As far as whimsy goes, Bruce Robinson’s film adaptation of The Rum Diary succeeds intermittently, almost in spite of the film’s protracted duration. But while Depp and company — especially Giovanni Ribisi’s drunken mess of a character — provide some entertaining scenes, the narrative as a whole feels as incoherent as Moburg (Ribisi). Ultimately, the film’s disjointed narrative is too disorienting for us to take seriously its more sobering aims.
Paul Kemp (Depp) is a nomadic journalist looking to solidify his life when he arrives in the Caribbean to write for a second-rate newspaper. Everyone around Kemp seems a mess for one reason or another: his colleagues are laughably incompetent and regularly drunk; his fellow American expatriates living in Puerto Rico are pursuing illegal, greed-driven property gains; and he notices a beleaguered class of island people who are being defrauded so that egoistic elites like Sanderson can thrive. Yet, none of these three strands quite come together in any compelling way.
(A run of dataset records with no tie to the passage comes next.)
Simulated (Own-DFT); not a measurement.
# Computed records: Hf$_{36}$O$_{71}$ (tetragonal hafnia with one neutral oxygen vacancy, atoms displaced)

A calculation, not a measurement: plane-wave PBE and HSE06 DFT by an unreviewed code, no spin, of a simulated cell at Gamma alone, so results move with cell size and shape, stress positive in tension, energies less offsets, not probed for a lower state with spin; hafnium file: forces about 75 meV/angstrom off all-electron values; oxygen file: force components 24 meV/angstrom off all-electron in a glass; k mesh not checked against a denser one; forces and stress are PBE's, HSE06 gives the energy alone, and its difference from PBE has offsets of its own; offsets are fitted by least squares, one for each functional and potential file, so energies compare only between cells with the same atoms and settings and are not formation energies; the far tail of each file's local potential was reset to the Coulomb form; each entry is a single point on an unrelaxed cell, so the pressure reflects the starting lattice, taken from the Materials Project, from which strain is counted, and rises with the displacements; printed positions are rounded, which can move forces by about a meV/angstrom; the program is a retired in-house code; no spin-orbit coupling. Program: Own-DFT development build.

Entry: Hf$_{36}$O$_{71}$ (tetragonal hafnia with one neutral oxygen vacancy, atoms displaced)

Perhaps this is because they seem secondary to Kemp’s relatively inconsequential conundrum: a lusty desire for the mysterious and attractive Chenault (Amber Heard), who is the girlfriend of Sanderson (Aaron Eckhart), the leading American exploiter of the island. Sanderson has his eye on Kemp because he hopes that some postitve journalism will propel his shady business ambitions. But Kemp has his eye on Chenault from the time she catches him off-guard on a late-night swim. Much of the film centers on the sexual tension between the two wandering souls. Yet, because the nature of their flirtatious relationship is mostly a playful jaunt, the film, too, struggles to maintain any focused purpose, and the rest of Diary‘s narrative threads suffer the consequences.
The film seems almost desperate to say something profound about the American Dream as a veneer covering the reality of the perpetrated evils that are necessary for the Dream to exist. This desperation is nowhere more evident than in Diary‘s overtly scripted antagonists. Sanderson is mostly a bore, uninteresting because his greed and maniacal temperament are so obvious (though Eckhart does the best he can with what he has to work with), while the pack of Americans following his lead are borderline-caricature conservatives. Most detracting from the film’s more serious aims, however, is its protagonist. Kemp seems less concerned with betraying Sanderson’s interest in using his journalistic sway than he is with stealing his voluptuous girlfriend.
So when the seemingly never-ending film finally comes to a close — after all of the thrills, drinking, one-liners, and sexual tension have happened almost haphazardly — the supposed journalistic resolve that Kemp has to spend his life ensuring “the bastards got what was coming to them” feels empty and unaffecting. And it’s not just that the film doesn’t provoke concern through its narrative (it doesn’t), it’s also that we’re not even sure Kemp has the journalistic perception necessary to know who the “bastards” are. His seemingly urgent declaration is incongruous with the oft-distracted meandering that precedes it. Ultimately, Kemp’s supposed newfound purpose feels like more of a façade than the American Dream.
There’s too much rum involved in Kemp’s diary-recorded search for stability for us to take seriously any “voice” that he may have found.